Skip to content
Home » Solo travel: Making friends

Solo travel: Making friends

The single biggest item in the ‘cons’ column when I was deciding whether to travel alone was loneliness. I couldn’t imagine the isolation of working alone, eating alone, going to museums alone, hiking alone, never even having lunch with a friend to look forward to, possibly for years!

Men who travel alone often talk about the joy of meeting locals, and being invited to their homes. A woman alone does not have that freedom. I can’t imagine a situation where a man might invite to his home and I would feel like I could say “yes.” And women don’t issue those invitations much; they don’t have a wife at home to cook for a visitor and clean up afterward. Besides, a foreigner is exotic. What sane wife invites an exotic single woman home to meet her husband?

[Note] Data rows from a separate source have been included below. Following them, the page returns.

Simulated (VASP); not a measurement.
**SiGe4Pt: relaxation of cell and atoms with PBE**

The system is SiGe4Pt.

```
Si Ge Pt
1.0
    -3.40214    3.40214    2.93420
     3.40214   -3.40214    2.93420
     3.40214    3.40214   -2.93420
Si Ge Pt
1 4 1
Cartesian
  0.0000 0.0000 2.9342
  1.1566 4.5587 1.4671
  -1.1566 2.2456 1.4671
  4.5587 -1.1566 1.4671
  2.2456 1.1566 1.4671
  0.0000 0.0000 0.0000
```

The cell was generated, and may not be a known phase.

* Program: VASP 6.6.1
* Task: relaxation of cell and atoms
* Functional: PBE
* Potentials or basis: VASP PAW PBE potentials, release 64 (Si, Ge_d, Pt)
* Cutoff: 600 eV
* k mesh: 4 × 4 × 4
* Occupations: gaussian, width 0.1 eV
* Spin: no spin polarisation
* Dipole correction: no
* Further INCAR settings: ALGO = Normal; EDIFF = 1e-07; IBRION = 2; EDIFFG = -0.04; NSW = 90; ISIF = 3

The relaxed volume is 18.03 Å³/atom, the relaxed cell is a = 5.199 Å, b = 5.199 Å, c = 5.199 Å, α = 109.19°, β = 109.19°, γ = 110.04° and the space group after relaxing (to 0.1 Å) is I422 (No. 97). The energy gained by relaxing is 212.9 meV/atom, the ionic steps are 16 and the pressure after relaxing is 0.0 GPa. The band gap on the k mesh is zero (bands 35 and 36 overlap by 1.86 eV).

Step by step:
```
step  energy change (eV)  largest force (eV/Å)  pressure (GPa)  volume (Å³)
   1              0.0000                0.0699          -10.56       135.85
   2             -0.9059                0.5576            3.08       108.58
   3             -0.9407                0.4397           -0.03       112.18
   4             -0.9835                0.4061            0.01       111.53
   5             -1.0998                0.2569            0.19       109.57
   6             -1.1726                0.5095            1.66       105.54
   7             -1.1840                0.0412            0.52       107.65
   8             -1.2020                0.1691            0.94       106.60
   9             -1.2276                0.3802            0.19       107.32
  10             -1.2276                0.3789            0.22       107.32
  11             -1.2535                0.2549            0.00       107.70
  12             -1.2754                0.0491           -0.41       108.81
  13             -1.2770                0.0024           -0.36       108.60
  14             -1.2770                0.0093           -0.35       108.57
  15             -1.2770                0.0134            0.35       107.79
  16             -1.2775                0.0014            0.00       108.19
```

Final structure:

Before I made my decision, I read the book Tales of a Female Nomad, knowing the author had traveled alone for years, to see how she handled the loneliness issue.  She talked about the ‘traveler’s network’ she could hook up with in hostels, and also about friendships she formed by staying in people’s homes, or striking up conversations with vendors she saw every day near her apartment. I thought: Yeah. I can do that. So I set up my first home as a private room in a shared penthouse apartment.

First, though, I was alone in a tourist apartment in the Old Town of Cartagena for a week. It wasn’t hard to find the English-speaking waiters, bartenders, and street vendors. I made sure to visit the same places regularly, and each time they would engage in longer conversations. It wasn’t much, but it eased my loneliness a bit.

I’ve only been in my primary apartment for two weeks, but being in a shared space with housemates is wonderful. I hang out in the shared living area a lot (partly to be accessible, partly because it’s way cooler than my room!) The others come out less than I do, but we chat a little more each time and they are getting comfortable with me.

Traveling means that my friendships won’t be deep, or long term. They’ll be ‘single-serving friends’ as the Character With No Name calls them in Fight Club.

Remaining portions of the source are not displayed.